Case 2: Shapes matter

In this second case, we examine two new operators – div and curl in spherical coordinates – and show that only when x.shape and t.shape are both (n, 1) will the vector identity div(curl(...)) == 0 hold.

Here is the definition of curl and divergence in spherical coordinates

# these two operators have been recently implemented in neurodiffeq.operators
def spherical_curl(u_r, u_theta, u_phi, r, theta, phi):
    d_r = lambda u: diff(u, r)
    d_theta = lambda u: diff(u, theta)
    d_phi = lambda u: diff(u, phi)

    curl_r = (d_theta(u_phi * sin(theta)) - d_phi(u_theta)) / (r * sin(theta))
    curl_theta = (d_phi(u_r) / sin(theta) - d_r(u_phi * r)) / r
    curl_phi = (d_r(u_theta * r) - d_theta(u_r)) / r

    return curl_r, curl_theta, curl_phi


def spherical_div(u_r, u_theta, u_phi, r, theta, phi):
    div_r = diff(u_r * r ** 2, r) / r ** 2
    div_theta = diff(u_theta * sin(theta), theta) / (r * sin(theta))
    div_phi = diff(u_phi, phi) / (r * sin(theta))
    return div_r + div_theta + div_phi

Here we define a vector field q by specifying the rule to compute q given coordinates (r, theta, phi)

def compute_q(r, theta, phi):
    r_theta_phi = torch.stack([r.flatten(), theta.flatten(), phi.flatten()], dim=1)
    W = torch.tensor([
        [.01, .04, .07],
        [.02, .05, .08],
        [.03, .06, .09],
    ])
    q = torch.matmul(r_theta_phi, W)
    q = torch.tanh(q)
    return q[:, 0], q[:, 1], q[:, 2]

We then test the vector identity div(curl(q)) == 0 for q

n = 10

# create r, theta, and phi with shape (n, 1)
r = torch.rand(n, 1, requires_grad=True) + 0.1
theta = torch.rand(n, 1, requires_grad=True) * np.pi
phi = torch.rand(n, 1, requires_grad=True)  * np.pi * 2
q_r, q_theta, q_phi = compute_q(r, theta, phi)

# bind the operators to the r, theta, phi created above
div = lambda u_r, u_theta, u_phi: spherical_div(u_r, u_theta, u_phi, r, theta, phi)
curl = lambda u_r, u_theta, u_phi: spherical_curl(u_r, u_theta, u_phi, r, theta, phi)

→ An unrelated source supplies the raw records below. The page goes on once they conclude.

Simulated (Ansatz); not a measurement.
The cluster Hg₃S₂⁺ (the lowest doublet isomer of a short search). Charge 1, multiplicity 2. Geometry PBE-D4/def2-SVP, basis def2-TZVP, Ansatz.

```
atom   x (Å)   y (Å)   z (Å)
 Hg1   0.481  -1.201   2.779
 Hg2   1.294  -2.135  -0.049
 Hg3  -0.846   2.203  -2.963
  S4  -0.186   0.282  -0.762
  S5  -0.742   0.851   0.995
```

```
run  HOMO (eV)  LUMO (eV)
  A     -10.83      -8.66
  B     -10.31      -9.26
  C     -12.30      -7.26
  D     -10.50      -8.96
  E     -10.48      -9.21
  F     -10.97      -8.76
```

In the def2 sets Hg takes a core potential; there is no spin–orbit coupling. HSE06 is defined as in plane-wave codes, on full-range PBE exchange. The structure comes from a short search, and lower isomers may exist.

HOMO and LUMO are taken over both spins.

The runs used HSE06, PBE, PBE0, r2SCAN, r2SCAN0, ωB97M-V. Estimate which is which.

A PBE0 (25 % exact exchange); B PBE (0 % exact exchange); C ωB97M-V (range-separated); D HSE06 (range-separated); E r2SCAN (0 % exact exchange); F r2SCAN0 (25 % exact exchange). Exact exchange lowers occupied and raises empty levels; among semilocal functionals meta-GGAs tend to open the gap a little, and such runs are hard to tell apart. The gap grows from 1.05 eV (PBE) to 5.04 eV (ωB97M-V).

div_curl_q1 = div(*curl(q_r.reshape(-1, 1), q_theta.reshape(-1, 1), q_phi.reshape(-1, 1)))
div_curl_q2 = div(*curl(q_r.reshape(-1), q_theta.reshape(-1), q_phi.reshape(-1)))

# create r, theta, and phi with shape (n,)
r = r.reshape(-1)
theta = r.reshape(-1)
phi = r.reshape(-1)
q_r, q_theta, q_phi = compute_q(r, theta, phi)

# bind the operators to the r, theta, phi created above
div = lambda u_r, u_theta, u_phi: spherical_div(u_r, u_theta, u_phi, r, theta, phi)
curl = lambda u_r, u_theta, u_phi: spherical_curl(u_r, u_theta, u_phi, r, theta, phi)

div_curl_q3 = div(*curl(q_r.reshape(-1, 1), q_theta.reshape(-1, 1), q_phi.reshape(-1, 1)))
div_curl_q4 = div(*curl(q_r.reshape(-1), q_theta.reshape(-1), q_phi.reshape(-1)))

print(div_curl_q1, div_curl_q2, div_curl_q3, div_curl_q4, sep="\n")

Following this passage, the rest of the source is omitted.